He stressed that the search should be for credible, long-term commitments, which could be achieved by passing measures that decrease trend spending and by putting in place fiscal rules that reduce deficits over time.

Insufficient progress in designing such a medium-term plan is especially noticeable in the United States and in Japan, Blanchard warned.

Turning to policies aimed at reducing risks, Blanchard advised a clear focus on Europe with further measures to decrease the links between sovereigns, the states, and the banks.

"These measures run from common deposit insurance to common regulation and supervision of banks. Now that the fiscal pact has been introduced, and is being put in place, euro countries should also explore the scope for issuing common sovereign bonds," he stated.

Another priority area of focus, according to the IMF official, is increase growth and decrease unemployment in advanced economies, and in particular in Europe.

"The search for structural and fiscal reforms that help in the long run, but do not depress demand in the short run, should be very high on the policy agenda. Such reforms probably hold the key to successful and durable exit from the crisis," Blanchard opined.

In its forecast, IMF has projected a global growth of 3.5 per cent for 2012, improving to 4.1 per cent for 2013.

The 17 countries that use the euro will see their economies shrink by 0.3 per cent this year, and expand by only 0.9 per cent in 2013, the IMF has forecast.

The predicted credit crunch is a major reason why Europe's economy is expected to suffer a mild recession this year and barely grow in 2013, the IMF said.

But the slowdown could be worse if European governments don't follow through on pledges to cut budget deficits and build up their bailout fund, the global organization has warned.

Large banks based in the European Union may reduce their balance sheets which include outstanding loans, securities and other assets by $2.6 trillion or 7 per cent of their total assets by the end of 2013, the IMF said.

Some reduction in credit, or "deleveraging," is necessary, the IMF said. Banks aren't able to borrow as freely as in the past and governments are requiring them to hold more capital.

About one-quarter of that reduction will come from reduced lending and could shrink the amount available for credit by 1.7 per cent, the IMF projects.

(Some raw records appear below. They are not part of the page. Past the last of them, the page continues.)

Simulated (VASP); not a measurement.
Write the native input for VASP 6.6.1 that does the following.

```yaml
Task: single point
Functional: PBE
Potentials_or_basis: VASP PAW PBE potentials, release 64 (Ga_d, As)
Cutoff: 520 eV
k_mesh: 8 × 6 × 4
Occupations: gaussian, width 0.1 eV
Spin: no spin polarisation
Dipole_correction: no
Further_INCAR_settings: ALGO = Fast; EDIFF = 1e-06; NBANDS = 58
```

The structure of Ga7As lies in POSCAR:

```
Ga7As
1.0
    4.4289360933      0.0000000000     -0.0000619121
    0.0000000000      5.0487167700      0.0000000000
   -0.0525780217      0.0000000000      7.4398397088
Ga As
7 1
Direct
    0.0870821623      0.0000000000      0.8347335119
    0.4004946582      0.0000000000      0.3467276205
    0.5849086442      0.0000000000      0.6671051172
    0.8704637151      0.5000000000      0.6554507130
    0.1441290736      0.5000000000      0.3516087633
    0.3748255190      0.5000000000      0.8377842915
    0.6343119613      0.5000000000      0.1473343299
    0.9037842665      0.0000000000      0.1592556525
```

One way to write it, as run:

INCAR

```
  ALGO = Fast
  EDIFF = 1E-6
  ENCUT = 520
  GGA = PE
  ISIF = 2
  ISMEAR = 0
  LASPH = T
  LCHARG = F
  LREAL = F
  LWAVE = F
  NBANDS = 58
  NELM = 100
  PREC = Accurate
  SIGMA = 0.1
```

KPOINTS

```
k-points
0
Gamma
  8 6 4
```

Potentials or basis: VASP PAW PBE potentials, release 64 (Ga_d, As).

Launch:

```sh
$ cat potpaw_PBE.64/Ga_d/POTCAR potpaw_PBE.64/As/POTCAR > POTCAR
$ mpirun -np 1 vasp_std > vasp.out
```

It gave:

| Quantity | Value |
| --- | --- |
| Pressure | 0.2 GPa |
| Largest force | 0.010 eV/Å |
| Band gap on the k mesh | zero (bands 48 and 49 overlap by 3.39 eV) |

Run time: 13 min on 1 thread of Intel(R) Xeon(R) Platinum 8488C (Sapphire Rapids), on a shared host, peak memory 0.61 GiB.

Raising capital can be a difficult step because it can dilute shareholders holdings. At the same time, IMF has urged the national regulators to restrain banks from using money for payouts of dividends to shareholders and bonuses to top bank executives.

The IMF advice comes at a juncture when a large number of Citigroup shareholders have rejected fat pay cheques for top executives.

Among the developing countries, IMF has maintained the projections given in January of 8.2 per cent growth for China, 6.9 per cent for India, and 3 per cent for Brazil. However for Russia, the IMF has projected a higher growth of 4 per cent.